HAVANA - Barely a travel article about Cuba is published without a mention of the vintage 1950s Chevrolets, Fords, Plymouths and Buicks that add so much color and tourist appeal to the island.
But few Americans have thought of the old gas-guzzlers as a business opportunity.

Rick Shnitzler, founder of TailLight Diplomacy (TLD), says Cuban owners of antique autos would represent a good market for U.S. spare parts, both originals and reproductions, if U.S. firms were free to do business with Cuba.

For now, however, the U.S. trade embargo on Cuba remains and all Shnitzler can do is dream, and occasionally help out his like-minded counterparts in Havana.

‘‘Recently, we were able to deliver copies of original factory-issued sales brochures which will enable Cuba to restore its oldest car, a 1905 Cadillac Model F Touring, to factory specifications,’’ he said.

Since its formation in 2000, the nonprofit TLD has pushed hard for lifting of the U.S. ban on travel to Cuba,

‘‘TLD seeks to create the conditions for Americans to meet their Cuban peers face-to-face,’’ a fact sheet about the organization says. “TLD advocates that Cubans conserve and maintain their existing fleet of pre-1960s American cars, trucks and motorcycles, and that Americans join with Cubans to restore this . . . patrimony as an economic asset and Cuba’s contribution to worldwide 20th century culture.’‘

Except for a handful of newer automobiles belonging to diplomats, no American cars have been shipped to Cuba since 1960, when the Eisenhower administration imposed a ban on all U.S. exports to the island following Fidel Castro’s rise to power.

Shnitzler, a 60-year-old urban planner from Philadelphia who visited Cuba twice before the 1959 revolution and once in 2000, said his organization has sent letters to at least 70 members of Congress in hopes of making it easier for U.S. antique-auto enthusiasts to visit the island before too many of their dream cars disappear.

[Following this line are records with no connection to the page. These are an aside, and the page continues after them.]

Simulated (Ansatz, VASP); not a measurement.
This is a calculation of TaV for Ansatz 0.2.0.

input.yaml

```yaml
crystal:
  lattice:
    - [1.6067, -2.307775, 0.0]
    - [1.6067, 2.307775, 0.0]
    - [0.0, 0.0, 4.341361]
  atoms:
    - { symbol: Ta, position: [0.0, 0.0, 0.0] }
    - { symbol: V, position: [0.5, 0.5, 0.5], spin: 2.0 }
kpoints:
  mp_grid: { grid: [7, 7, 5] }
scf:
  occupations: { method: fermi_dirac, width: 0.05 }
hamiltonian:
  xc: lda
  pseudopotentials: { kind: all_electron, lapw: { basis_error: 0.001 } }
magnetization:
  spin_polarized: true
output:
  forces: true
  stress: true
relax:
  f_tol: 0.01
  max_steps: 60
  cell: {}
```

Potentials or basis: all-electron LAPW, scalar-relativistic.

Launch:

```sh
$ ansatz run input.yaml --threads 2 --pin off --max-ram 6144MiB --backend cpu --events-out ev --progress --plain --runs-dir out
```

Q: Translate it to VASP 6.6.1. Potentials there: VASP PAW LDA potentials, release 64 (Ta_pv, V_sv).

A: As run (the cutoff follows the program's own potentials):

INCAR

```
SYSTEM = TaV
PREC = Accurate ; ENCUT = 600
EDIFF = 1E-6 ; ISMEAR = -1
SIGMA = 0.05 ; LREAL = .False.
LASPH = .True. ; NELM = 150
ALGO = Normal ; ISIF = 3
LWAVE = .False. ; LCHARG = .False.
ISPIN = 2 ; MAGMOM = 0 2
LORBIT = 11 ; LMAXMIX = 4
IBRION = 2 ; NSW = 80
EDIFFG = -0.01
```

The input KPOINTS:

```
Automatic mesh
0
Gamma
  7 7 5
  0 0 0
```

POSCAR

He said that Cuba’s Ministry of Interior reported in 2003 that 31,760 pre-1959 American passenger cars were registered, down sharply from the 37,680 vintage cars registered in 2001. The total of passengers cars was about 192,000, he said.

About half of the old American vehicles on Cuba’s streets are from the 1950s, with Chevrolets more numerous than any other make. Another 25 percent are from the 1940s, with the remainder from the 1930s.

Shnitzler figures about 75 percent of the American antiques are worth restoring, and figures there’s also a significant number of antique trucks and motorcycles.

Using 2004 retail prices, Shnitzler calculates Cuba’s market for U.S. restoration parts at $47 million to $81 million.

‘‘That’s a substantial opportunity,’’ said Jim Spoonhower, vice president of market research at the California-based Specialty Equipment Market Association, whose members include manufacturers, wholesalers and installers of auto parts.

‘‘But a lot will depend on the level of restoration the owner wants to do. If the cars have been pampered, but in maintaining them they’ve had to custom-fabricate or take parts from other vehicles, then replacing those with real reproductions or original equipment could involve substantial expense,’’ he added.

‘‘some of the original molds have been bought by restoration companies and they’ll make the equivalent of a restoration part. You can also get original parts from salvage yards, but probably the larger percentage would come from current-day reproductions,’’ Spoonhower said.

Doug Drake, president emeritus of the 63,000-member Antique Automobile Club of America, says TLD’s goals are admirable. Cuban antique-car owners “have done a great job of improvising and making their own parts, but they need spare parts.’‘

Eduardo Mesejo, director of the government-run Automobile Warehouse in Old Havana and the island’s official vintage car expert, said the prevalence of old American cars in Cuba was natural.

‘‘Our economic conditions favored trade with the United States. It was cheaper to import cars from the U.S. than from Europe,’’ Mesejo said.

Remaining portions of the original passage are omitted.